I’ve been out of commission for a couple of days and want to comment briefly on the US Air flight that landed in the Hudson River yesterday.
I’ve logged more than 1 1/2 million miles as a commercial air traveler, so I follow stories like this closely. In fact, I was landing at LaGuardia within minutes of when US Air 1549 took off. (We didn’t encounter any birds.) My group was standing in the taxi line when a man ten feet ahead of us turned around and said, “An airplane just crashed into the river.”
It turned out, though, that the airplane didn’t crash, it landed. Its pilot, Chesley Sullenberger, put it down gently after making a split second decision not to try to make it to a small airport in New Jersey. Normally, it’s considered a miracle if anyone survives a catastrophic airplane failure; for everyone on board not only to survive but to be essentially unhurt borders on the unbelievable.
Being a pilot is a funny job. Most of the time it seems to be pretty easy. But every once in a while, on a moment’s notice, a pilot is called on to display extraordinary skill, courage and character. It is remarkable how consistently pilots come through under those circumstances–a fact which, as a constant flyer, I greatly appreciate.

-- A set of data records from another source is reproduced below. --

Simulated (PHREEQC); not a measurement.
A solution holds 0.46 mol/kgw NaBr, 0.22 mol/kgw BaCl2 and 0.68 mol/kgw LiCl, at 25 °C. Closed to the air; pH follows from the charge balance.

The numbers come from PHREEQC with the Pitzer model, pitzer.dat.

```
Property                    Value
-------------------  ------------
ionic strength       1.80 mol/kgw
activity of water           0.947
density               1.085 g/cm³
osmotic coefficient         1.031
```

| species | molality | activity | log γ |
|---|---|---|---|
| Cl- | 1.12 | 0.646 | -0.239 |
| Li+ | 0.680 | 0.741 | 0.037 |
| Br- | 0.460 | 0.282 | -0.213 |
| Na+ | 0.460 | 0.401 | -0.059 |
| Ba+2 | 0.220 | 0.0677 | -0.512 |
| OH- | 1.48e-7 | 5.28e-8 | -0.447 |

Chesley Sullenberger spent practically his whole life preparing for the five-minute crucible that was US Airways Flight 1549. He got his pilot’s license at 14, was named best aviator in his class at the Air Force Academy, flew fighter jets, investigated air disasters, mastered glider flying and even studied the psychology of how cockpit crews behave in a crisis.
It’s the profile of a remarkable man who, in a flash at age 57, rose to meet the challenge for which his life had prepared him.